Revival Woodwork
The Incredible Green Home
This new Foursquare was built by the company Bethesda Bungalows on an infill lot in Chevy Chase, Maryland. The project is called “the incredible green home” because of its energy-efficient construction: it received platinum-level LEED certification. But the beauty of the house comes from its extraordinary details, influenced by bungalow-era and Prairie School details. It was designed by revival architect Christian Gladu of Bend, Oregon.

In the kitchen, an efficient nook includes storage; beadboard is a popular wall cladding.
Erick Gibson
Overhanging eaves, grouped windows with substantial trim, a tapered entry door, and decorated square columns create interest outside. The same quality continues on the interior, where the dining room is elevated and the platform surrounded by large boxed columns. A built-in breakfast nook in the kitchen includes storage underneath the benches.
Arts & Crafts Modern-Rustic

This new house in North Carolina is a contemporary take on Craftsman style. Multiple cladding materials lend scale; the garage (foreground) has board-and-batten siding.
Roger Wade
Craftsmanship and intimate spaces define another new house, designed by architect Shawn Leatherwood. It’s part modern, part rustic, and part North Carolina vernacular, but millwork details are clearly influenced by houses of the Arts & Crafts period.
The exterior is clad in clapboards, shingles, and board-and-batten siding, all of which lends scale to this rambling house tucked into a hillside. A timber truss, half-timbered details, and large under-eave brackets (on the garage extension) are handsome elements.

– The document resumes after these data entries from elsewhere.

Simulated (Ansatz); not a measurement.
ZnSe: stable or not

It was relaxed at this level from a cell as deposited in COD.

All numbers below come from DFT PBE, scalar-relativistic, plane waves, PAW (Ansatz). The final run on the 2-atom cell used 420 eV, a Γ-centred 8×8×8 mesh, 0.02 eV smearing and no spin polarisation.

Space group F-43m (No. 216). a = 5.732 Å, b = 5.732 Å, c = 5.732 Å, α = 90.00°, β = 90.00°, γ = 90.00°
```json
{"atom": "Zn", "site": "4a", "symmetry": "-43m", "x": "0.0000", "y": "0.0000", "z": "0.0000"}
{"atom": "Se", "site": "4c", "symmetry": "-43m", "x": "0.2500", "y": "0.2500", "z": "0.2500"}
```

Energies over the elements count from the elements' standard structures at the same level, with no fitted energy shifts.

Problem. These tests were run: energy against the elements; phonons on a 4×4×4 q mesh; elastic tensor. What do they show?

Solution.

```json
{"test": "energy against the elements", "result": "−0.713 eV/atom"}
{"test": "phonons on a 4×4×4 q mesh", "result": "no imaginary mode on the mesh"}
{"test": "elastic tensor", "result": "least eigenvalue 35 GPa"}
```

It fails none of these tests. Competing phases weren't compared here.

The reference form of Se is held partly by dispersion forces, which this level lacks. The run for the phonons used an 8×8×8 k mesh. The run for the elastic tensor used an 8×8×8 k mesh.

Inside, square piers and columns separate rooms. A period-inspired wood wainscot lends scale to high-ceiling rooms.
Arts & Crafts Garden Structures
Garden structures are important in this period, too, and demand stylish millwork. Although derived from classical architecture, the pergola is a bungalow-era staple. Attached to the house or freestanding in the garden, a pergola consists of a colonnade (row of columns or piers) supporting an open roof, on which vines are often trained.
In suburban yards, even the tool shed is visible. Custom design, period details, and paint color will make the most prosaic outbuilding an asset.